If there were only 24 hours to develop a solution to one of the world’s biggest economic issues, could it be done? The participants of the global, 24-hour Climathon faced that challenge head-on on October 25.

The Climathon takes place simultaneously in cities around the world to attract innovators, entrepreneurs, students and professionals to create solutions for global climate challenges, according to Wade Martin, professor of economics and director of the Institute for Innovation and Entrepreneurship (IIE) at California State University, Long Beach (CSULB). The Climathon is inspired by hackathons, collaborative events in which programmers complete certain tasks over a short period of time.

CSULB Climathon
California State University, Long Beach’s (CSULB) Institute for Innovation and Entrepreneurship (IIE) hosted this year’s Climathon event, a 24-hour challenge to solve global issues such as food scarcity, at the Duncan Anderson Gallery on October 25. Pictured, from left: Alvaro Monge, CSULB computer science professor; Wade Martin, professor of economics and director of the IIE; Chris Wacker, CEO of Laserfiche; Wesley Woelfel, associate professor with the CSULB Department of Design; Linda Nguyen, vice president of community relations at the Wells Fargo Foundation; and Lauren Dragicevich, IIE administrator. (Photograph by Brandon Richardson)

A total of 122 cities hosted a Climathon this year, Martin said, noting that Long Beach is only one of four cities in the United States that participated. The IIE, in partnership with the Long Beach Economic Development Department, has hosted the event for three years. “[The economic development department] believes in the event’s innovative and entrepreneurial approach to addressing climate issues,” Martin said.

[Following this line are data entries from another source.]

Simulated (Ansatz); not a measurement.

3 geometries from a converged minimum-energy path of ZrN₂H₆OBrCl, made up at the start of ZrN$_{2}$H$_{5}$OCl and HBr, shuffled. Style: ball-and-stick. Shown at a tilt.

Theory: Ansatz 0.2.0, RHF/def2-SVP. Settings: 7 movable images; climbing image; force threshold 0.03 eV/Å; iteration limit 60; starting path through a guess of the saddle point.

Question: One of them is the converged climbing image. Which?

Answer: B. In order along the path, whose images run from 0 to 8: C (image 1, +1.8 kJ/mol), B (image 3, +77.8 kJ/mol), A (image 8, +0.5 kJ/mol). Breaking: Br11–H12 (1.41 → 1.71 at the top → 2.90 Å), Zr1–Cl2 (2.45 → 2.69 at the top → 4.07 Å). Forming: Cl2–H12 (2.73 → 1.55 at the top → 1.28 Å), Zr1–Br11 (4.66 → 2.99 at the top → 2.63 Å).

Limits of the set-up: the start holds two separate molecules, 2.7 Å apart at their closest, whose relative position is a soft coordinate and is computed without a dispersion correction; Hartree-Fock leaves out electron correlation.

The Long Beach Climathon, hosted at the university’s Duncan Anderson Gallery, finds solutions to help meet the objectives of the city’s Climate Action and Adaptation Plan, a framework for creating or updating policies and programs aimed at reducing negative environmental impacts, Martin said.

Every year, participants have to address a different global issue presented by Climathon organizers. The topic this year covered food insecurity, food sourcing and food waste. Citing the California Association of Food Banks, the IIE noted that the number of Californians facing food insecurity is 4.6 million. On average, one out of every eight Californians do not know where their next meal will come from. “When you source food locally, that creates more jobs,” Martin said. “Limiting food waste creates a healthier community with better quality food. From a food insecurity perspective, [solving that issue means] less mental stress and a better capacity to work more effectively.”

Climathon sponsors included the Wells Fargo Foundation and local software company Laserfiche. Linda Nguyen, vice president of community relations at the Wells Fargo Foundation, said this year’s event sought unique solutions for this worldwide food problem. “It’s a global issue, but when we localize it, we are able to address it better and find solutions that really have an impact on the community here in Long Beach,” Nguyen said.

Chris Wacker, CEO of Laserfiche, said nutritious food promotes strong education and intelligence for the global population. He emphasized the importance of maintaining good health and alertness in the wake of a changing job market. “We are moving into the age of automation,” he said. “That’s the future: machine learning and artificial intelligence. And to [create] that, you really have to be intelligent and mentally alert.”

One Climathon group proposed developing an aggregate score that measures a food’s environmental impact. The higher the score, the more environmentally sound the item is. “The score would be generated from the entire supply chain of how you got that food into your shopping cart or at the restaurant,” Alvaro Monge, CSULB computer science professor, said. “It takes into account everything. The example was if I was going to go shop for certain produce, the score at Trader Joe’s is an 82, but that score at another store is 75. That number is easy to understand.”

Martin highlighted a proposal that put a twist on potlucks. “This is called a ‘pop-luck,’” he said. “You would organize a pop-up for a potluck dinner. Whenever there’s spare food, you could promote it on an app or the web. Food-insecure people could show up and get a meal.”

Lauren Dragicevich, IIE administrator, said participants have the option to engage with the institute to develop a business plan for their proposals. “We will offer you free resources, networking opportunities [and] classes to . . . get this going,” she said. “Because of our relationship with the city, sometimes those ideas could get implemented. And that does create jobs.”

Wesley Woelfel, associate professor with the CSULB Department of Design, said all participants were eager to put in overnight work to craft their ideas; the 24-hour event meant many groups stayed on campus overnight. “[It was] a perfect space for mindfulness, collaboration and critical thinking on the subject matter,” he said.